The institutionalized hate around this belief would make it difficult to separate the belief itself from all the prejudices and priveleges of its proponents. Indeed there would be no easy agreement on what was the hate and what was just the belief. Is a program to remind people to wear hats in bed using shock treatment and prayer born of hateful discrimination or misguided love? Arguments would go on about how to understand these programs. Such confusion, however, does not mean the original belief itself is hateful. There are people full of hate who have found this belief useful to them (and we can reflect on whether that utility is in the nature of any legalistic moral claim) but there could be people who hold none of the hate who still hold the belief in its entirety. It is simply incorrect to call them hateful too.

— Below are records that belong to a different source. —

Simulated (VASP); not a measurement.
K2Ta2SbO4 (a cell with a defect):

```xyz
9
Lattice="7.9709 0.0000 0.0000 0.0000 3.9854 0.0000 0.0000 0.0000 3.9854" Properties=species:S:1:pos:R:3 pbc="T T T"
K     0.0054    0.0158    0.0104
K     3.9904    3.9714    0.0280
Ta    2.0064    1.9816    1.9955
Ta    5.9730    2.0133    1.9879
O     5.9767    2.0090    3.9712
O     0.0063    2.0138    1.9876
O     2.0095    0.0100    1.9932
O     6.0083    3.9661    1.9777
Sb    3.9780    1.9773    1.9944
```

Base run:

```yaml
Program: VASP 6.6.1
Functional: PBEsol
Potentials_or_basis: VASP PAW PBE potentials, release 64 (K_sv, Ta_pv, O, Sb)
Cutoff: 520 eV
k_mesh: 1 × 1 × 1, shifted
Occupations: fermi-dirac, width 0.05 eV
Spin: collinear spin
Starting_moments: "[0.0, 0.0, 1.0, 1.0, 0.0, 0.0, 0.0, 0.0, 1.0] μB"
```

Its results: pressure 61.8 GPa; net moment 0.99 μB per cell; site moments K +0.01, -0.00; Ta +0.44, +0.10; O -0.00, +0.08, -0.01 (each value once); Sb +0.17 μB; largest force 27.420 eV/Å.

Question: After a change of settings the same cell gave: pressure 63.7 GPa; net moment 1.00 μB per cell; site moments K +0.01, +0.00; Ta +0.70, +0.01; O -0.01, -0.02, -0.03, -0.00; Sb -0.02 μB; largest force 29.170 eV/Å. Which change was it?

You’ve probably realized the metaphor I’m making by now. We live in a world in which some people believe that sex that isn’t between a man and a woman is always morally wrong. They believe there are many ways that sex between a man and a woman can also be morally wrong but the presence of the two genders is a necessary requirement for the sex act to ever be morally ok. This belief can be cruel in its application – people who don’t feel any homosexual desire follow it with ease unlike others who only feel homosexual desire. The belief certainly has been used by hateful people to justify their hate in all the ways I mentioned such views can. But I would still argue that the belief itself is not necessarily hateful.

This is important to realize. We are in the middle of a national debate on the merits of opening our civil rite of marriage up to same sex couples. At the moment civil marriage in Australia requires the participants to be male and female. For some people to remove this requirement would be to “endorse sin” at a national level and this forms the motivation of many no voters in the postal survey we may be having (the High Court challenge is yet to decide if it will proceed). I disagree with this view of sin. Its just silly to me to make heterosexuality a moral requirement of sex and a distraction from the real issues around love, mutual flourishing and consent. Still, I don’t think their idea that sex must be between a man and a woman is necessarily hateful and I wont join in labeling them as such.

There’s more I could say on this but I need to finish up. I think we need to be able to hear other people say “homosexuality is always wrong” in the same way we might hear them say “masturbation is always wrong” or “sex before marriage is always wrong.” That is, to disagree but not necessarily be offended. There will be some who are aiming to be hurtful and spread hate. Most wont be aware of how unfair they are being although some may well be. But the ideas themselves can be held by people who are loving, as hard as that may be to understand.